From 1990–91 until 2002–03, Swedish league handball was split into autumn and spring leagues. The eight highest-ranked teams in the autumn edition of the top division, now known as Elitserien, qualified for the spring league whereas the remaining four were relegated to compete in Allsvenskan along with teams from each of the two second-tier Division 1 leagues. In 1994–95, coach Urban Harju led the team to sixth place in the spring league,[8][10] which earned them a spot in the playoffs. However, they lost the quarter-final series.[29] In 1996–97, now with Dragan Mihailovic as coach,[8] they finished fifth in the spring league,[10] but again lost the quarter-final series.[30] The following season, they finished 11th in the league[10] and were relegated after finishing 7th in Allsvenskan.[7]

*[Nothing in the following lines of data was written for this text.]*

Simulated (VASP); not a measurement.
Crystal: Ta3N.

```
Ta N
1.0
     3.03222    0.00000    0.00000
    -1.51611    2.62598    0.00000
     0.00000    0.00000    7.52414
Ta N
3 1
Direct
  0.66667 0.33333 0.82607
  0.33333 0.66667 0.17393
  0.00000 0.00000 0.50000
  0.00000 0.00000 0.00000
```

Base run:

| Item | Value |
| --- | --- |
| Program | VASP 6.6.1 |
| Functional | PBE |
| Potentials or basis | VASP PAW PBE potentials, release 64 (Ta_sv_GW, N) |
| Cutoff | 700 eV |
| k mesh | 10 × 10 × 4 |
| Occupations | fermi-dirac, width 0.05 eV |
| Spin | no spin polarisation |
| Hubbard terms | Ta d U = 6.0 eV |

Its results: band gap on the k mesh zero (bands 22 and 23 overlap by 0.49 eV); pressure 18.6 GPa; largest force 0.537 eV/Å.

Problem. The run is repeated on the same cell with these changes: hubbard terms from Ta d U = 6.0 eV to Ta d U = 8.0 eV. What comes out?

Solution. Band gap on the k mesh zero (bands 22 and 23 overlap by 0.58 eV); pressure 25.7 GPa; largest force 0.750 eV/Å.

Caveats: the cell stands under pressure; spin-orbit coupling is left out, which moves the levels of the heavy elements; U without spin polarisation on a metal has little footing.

This relegation was followed by a period of financial trouble for the club. By the end of 2000, it had 2.7 million SEK in debt, and was unable to pay its players and staff. Additionally, in 2002, a former chairman and three board members were charged with tax evasion, being accused of having evaded taxes for payments of 1.7 million SEK between 1995 and 1997. Bankruptcy was a very real possibility for the club. However, the tax evasion trial was cancelled due to one of the suspects, whom the prosecutor believed to hold key information, falling severely ill. By 2003, the club had stabilised its economy and paid its debts.[2] This period was also the club's on-field nadir; they sank as low as the fourth level in the spring of 2000 and the spring of 2002.[7]

Start of resurgence (2007–2014)

A resurgence for the club started with the appointment of Kenneth Andersson as coach in 2007.[8] In his first year, Kristianstad finished third in the second division and qualified for the promotion playoffs.[31] However, they lost the series against Trelleborg.[32] In 2008–09 they finished second in the division and were promoted automatically.[33] In 2009, Kristianstad hired Nikolas Larsson as the club director. He has been credited with a major part in the club's recent success. From 2009 to 2016, the club's equity went from −1.3 million SEK to +6.1 million SEK, the highest in the league. During the same time, the club's revenue has increased from 5.6 million SEK to 32.4 million SEK, the second highest in the league behind IK Sävehof (whose numbers include the annual Partille Cup and a dominant women's team).[34] Larsson left the club in 2018.[35] In 2010, Kristianstad moved from Kristianstad Idrottshall to the newly-built Kristianstad Arena.[36] In both 2009–10 and 2010–11, they finished 11th in the league[37][38] and narrowly avoided relegation after finishing second in the relegation league both times.[39][40] Despite this, they had the highest average attendance in the league (2769) in 2010–11.[41]

Over the next four seasons, Kristianstad would improve their finishing position each year. In 2011–12, they finished sixth in the league and qualified for the playoffs.[42] In February that season, Andersson was replaced by Sweden coach Ola Lindgren, who continued to coach Sweden in addition to Kristanstad until 2016. They reached the SM final by upsetting league winners Guif by three games to two in a close semi-final series.[43] However, they lost in the final against heavily favoured Sävehof by 29–21.[44] Lindgren made major changes in the squad in his first few years in charge in order to strengthen the team and introduce the right "attitude" in the squad.[45] In 2012–13, Kristianstad made their first appearance in a pan-European competition, as they participated in the EHF Cup.[46] They were eliminated by Guif in the second qualifying round.[47] They improved to third in the league[48] and reached their second consecutive final, which they went on to lose against Drott in a very close match by 28–27.[49] They participated in the EHF Cup again in the following season, where they reached the group stage, but finished last of the four teams in their group.[50] Meanwhile, they finished second in the league for the first time since 1975,[51] but lost the semi-finals to Lugi.[52]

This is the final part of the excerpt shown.